Throughout my childhood there was a framed print of Winslow Homer’s oil painting “Eight Bells” hanging in the hallway between my bedroom and the bathroom. It depicts two New England mariners standing at the bulwarks of a sailing ship on a heaving sea with the dark lumpy clouds closing over them and threatening rain. Both men are wearing sou’westers. That set the standard for me at an early age and sou’westers have been the only kind of wet-weather hats I’ve worn while boating.

For the past few decades, I’ve worn a Black Diamond Sou’wester. It’s made of canvas and painted with a black rubbery coating. Mine was showing signs of age—the rubber coating was beginning to peel. The Black Diamond is no longer being made so I had to go looking for something else to replace it. In my search I saw that Best Coast Canvas (BCC) had recently added to its lineup the Nor’wester, a version of a sou’wester named for BCC’s home in the Pacific Northwest. I’d been impressed by BCC’s Verksted Apron and was eager to try the new headgear.

Photographs by the author

Folding the brim up creates a gutter to direct rainwater to the sides so it doesn’t drip in front of the eyes. It still provides good protection for the face.

The Nor’wester is made of waxed cotton canvas and lined with wool. The sewing is first rate. The earflap, also lined with wool, has a cotton drawstring and a spring-loaded toggle. The brim has two layers of waxed canvas sewn over a third layer of canvas sandwiched inside for additional stiffness. That said, the Nor’wester is not at all as stiff as other sou’westers I’ve owned. Facing a 25-mph wind, I could feel the front of the brim put a little pressure on my forehead, but the Nor’wester didn’t flutter and stayed firmly planted on my head. Unlike many sou’westers, including the Black Diamond, the Nor’wester is crushable and can be rolled up and tucked in a raincoat pocket when it’s not needed.

The tail end of the brim has plenty of length to protect the neck and keep rainwater from flowing down a jacket collar.

The sizing guide on the BCC website worked well for me: the XXL is just the right fit, neither too loose nor too tight. The wool liner is very comfortable and warm, even after I poured water over the wool.  It soon felt warm again against the bare skin of my ear. The front of the bill can be worn extended downward to shield the eyes or folded up to make a gutter to divert rainwater to the sides of the hat.

The interior of the crown and the ear flap are lined with a thick and warm woolen fabric.

The BCC website notes the Nor’wester is “not waterproof but is water resistant.” It kept me dry in a gully washer that overwhelmed my street’s gutter drains and poured over the curbs, but the downpour lasted only 20 minutes. To make a longer-lasting trial, I had to resort to simulating a steady rain in my bathtub with a small electric fountain pump. For my first trial, I let the water splatter over the hat for three hours.
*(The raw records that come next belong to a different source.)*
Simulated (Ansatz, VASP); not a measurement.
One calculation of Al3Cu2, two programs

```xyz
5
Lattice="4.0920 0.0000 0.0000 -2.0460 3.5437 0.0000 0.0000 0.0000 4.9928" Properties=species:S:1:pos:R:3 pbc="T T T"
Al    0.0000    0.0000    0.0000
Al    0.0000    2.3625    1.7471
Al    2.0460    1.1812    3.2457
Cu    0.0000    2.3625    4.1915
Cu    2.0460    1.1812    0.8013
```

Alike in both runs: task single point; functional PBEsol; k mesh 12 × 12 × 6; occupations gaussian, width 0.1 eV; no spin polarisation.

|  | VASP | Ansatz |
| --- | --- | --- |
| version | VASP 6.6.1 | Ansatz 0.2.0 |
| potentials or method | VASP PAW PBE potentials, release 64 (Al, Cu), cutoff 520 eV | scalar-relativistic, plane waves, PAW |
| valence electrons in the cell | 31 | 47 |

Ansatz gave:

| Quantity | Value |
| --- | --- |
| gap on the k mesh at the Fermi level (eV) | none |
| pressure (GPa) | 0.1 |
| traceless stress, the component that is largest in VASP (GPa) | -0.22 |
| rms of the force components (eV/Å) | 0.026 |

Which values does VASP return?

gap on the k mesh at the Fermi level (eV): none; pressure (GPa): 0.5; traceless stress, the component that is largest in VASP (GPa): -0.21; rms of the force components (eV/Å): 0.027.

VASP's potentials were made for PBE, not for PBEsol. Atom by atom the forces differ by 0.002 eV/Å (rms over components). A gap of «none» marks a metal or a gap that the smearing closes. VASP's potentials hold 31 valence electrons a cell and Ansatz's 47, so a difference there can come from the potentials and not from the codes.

A bathtub, a small water pump, a length of tubing, and a gizmo I made from a coat hanger and a disc of copper create hours-long showers for evaluating the Nor’wester’s waterproofing.

Halfway through, I saw a few small beads of water forming on the underside of the back half of the brim, and by the end of the session there were more beads. But the wool-lined crown of the hat remained dry. In actual use, I imagine that any water that might collect under the long tail of the Nor’wester would shake off and fall onto the raincoat I would be wearing.

Prior to a treatment with wax, the waxed canvas is dark blue and water is partially absorbed without leaking into the crown.

The BCC website adds: “You can make it more water resistant by re-waxing it over time as needed with wear and applying wax to the seams.” I applied a coating of the wax BCC offers in a 40ml tin. The wax goes on easily with a soft cotton cloth. After I had waxed the outside surface of the hat (paying special attention to the seams) I rubbed it with a bare hand, thinking the warmth would help the wax further penetrate the canvas. When I finished, the fabric had a glossy sheen, was dry to the touch, and had darkened from dark blue to black. I liked the transition; it gives the hat the more traditional look of early foulweather gear, which was once waterproofed with a formula that included lamp black.

An application of wax turns the canvas from blue to black and gives it a glassy, water-repellent surface. Note how water beads up without getting into the weave of the canvas.

During a second trial, the wax treatment made the water bead up and roll off. After six hours in my artificial rainfall, once again there were a few beads of water on the underside of the bill, but when I pressed the canvas, there was no evidence that the water was coming from the inside of the bill. It’s likely the water splashed up from dripping into the tub. The crown of the Nor’wester was once again completely dry.

The Nor’wester could easily pass for a sou’wester painted by Winslow Homer in 1886. It is handmade of natural fibers, can be treated indefinitely to maintain its waterproofing, is comfortable to wear, stands up to a downpour, and has plenty of character.

Christopher Cunningham is the editor of Small Boats.

The Nor’wester is made and sold by Best Coast Canvas for $97. It comes in five sizes, from Small (for 21″ head circumference) to XX-Large (25″). All sizes come in Best Coast Blue; XL and XXL are also available in Plank Brown.